Updated on 2/14/2023 at 1:20p.m. ET: As expected, Idris Elba’s admission that he no longer refers to himself as a Black actor because it limited him in his career didn’t land with folks the way he intended.
While there’s of course a nuanced conversation to be had, Elba made sure to further clarify his points in a tweet over the weekend saying:
“There isn’t a soul on this earth that can question whether I consider myself a BLACK MAN or not. Being an ‘actor’ is a profession, like being an ‘architect’ ,they are not defined by race. However, If YOU define your work by your race, that is your Perogative. Ah lie?”
Whether or not this was a general response to the online criticism or a direct response to fellow British actor John Boyega’s reaction, we’ll never know. But one thing is abundantly clear: Idris said what he said and isn’t backing down.
See the original article below.
Let me first start by saying: I am an Idris Elba fan. Always have been, always will be.
Now that that’s out of the way, I’ve got to admit that I’m a bit puzzled at a recent admission he made during an interview with Esquire UK in which he explained why he no longer calls himself a “Black actor.” Citing the fact that it was more harmful than helpful throughout the course of his career, Elba said:
“Of course, I’m a member of the Black community. You say a prominent one. But when I go to America, I’m a prominent member of the British community. ‘Oh, U.K.’s in the house!’ If we spent half the time not talking about the differences but the similarities between us, the entire planet would have a shift in the way we deal with each other.”

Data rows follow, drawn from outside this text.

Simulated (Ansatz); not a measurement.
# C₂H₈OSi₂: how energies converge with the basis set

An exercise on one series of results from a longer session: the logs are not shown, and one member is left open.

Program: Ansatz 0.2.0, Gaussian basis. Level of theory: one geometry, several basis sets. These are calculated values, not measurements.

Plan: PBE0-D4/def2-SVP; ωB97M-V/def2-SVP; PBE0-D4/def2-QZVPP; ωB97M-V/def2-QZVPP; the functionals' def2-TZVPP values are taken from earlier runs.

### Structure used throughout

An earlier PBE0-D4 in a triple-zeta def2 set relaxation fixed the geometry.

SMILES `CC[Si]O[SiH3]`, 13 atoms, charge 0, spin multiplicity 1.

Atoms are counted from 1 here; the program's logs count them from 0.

OK, I can get with that somewhat.
“As humans, we are obsessed with race. And that obsession can really hinder people’s aspirations, hinder people’s growth. Racism should be a topic for discussion, sure. Racism is very real. But from my perspective, it’s only as powerful as you allow it to be. I stopped describing myself as a Black actor when I realized it put me in a box. We’ve got to grow. We’ve got to. Our skin is no more than that: it’s just skin. Rant over.”
“I did it[acting] because I thought that’s a great profession and I could do a good job at it. As you get up the ladder, you get asked what it’s like to be the first Black to do this or that. Well, it’s the same as it would be if I were white. It’s the first time for me. I don’t want to be the first Black. I’m the first Idris.”
Wow, umm, OK Big ‘Dris.
While I understand his intentions and that he’s speaking from his personal experience and what he feels is true in his life, I can’t help but point out a few flaws in his latter statements.
For starters, racism isn’t as powerful as we allow it to be. My determination to not succumb to racism will do nothing to stop the effects of it from affecting me in some way, shape or form. Why? Because America was founded on racist and anti-Black ideals that continue to systematically oppress Black people, people of color, and other marginalized communities to this day. If all it took was for individuals to say, “I no longer give power to racism,” then this problem should’ve been eradicated centuries ago.
Secondly, I can understand why you would think our skin is just skin, but it’s not. Our skin should be just skin, but because of systemic racism and global anti-Blackness, what should be looked at as something simple has long been politicized, criminalized, and demonized. But instead of using that fact to minimize the beauty, strength and power that comes with being a more melanated individual or try to distance ourselves from that, our energy would be better used to interrogate why the majority and powers that be have decided to view it as limiting instead of limitless in the first place.
Excuse my bad grammar here but ain’t nothing wrong with being called Black. Where the problem comes into play is when people use that to justify maltreatment, prejudice, and discrimination. This, again, lends credence to the need to question what others are doing by trying to box us in with that label and figure out ways to stop them instead of trying to jump through mental hoops to shift how we see ourselves. We as Black people know by now that Blackness is not a monolith, and with that should come the vast expansion of knowledge of our history, our stories and our creativity.
We ought to take that knowledge and use it to our advantage to create productive conversations and opportunities that will continue to celebrate our nuances and stress the importance and beauty of embracing our differences instead of trying to negate them altogether.
“I think we should fixate on who is typecasting and putting actors in boxes because of this. Not on making weird adjustments for them. We continuously focus on what we have to do so they don’t do this or that. Very worrying. We BLACK and that’s that,” said Star Wars and fellow Black UK actor John Boyega on Twitter in response to Elba’s comments.
I couldn’t have said it better myself.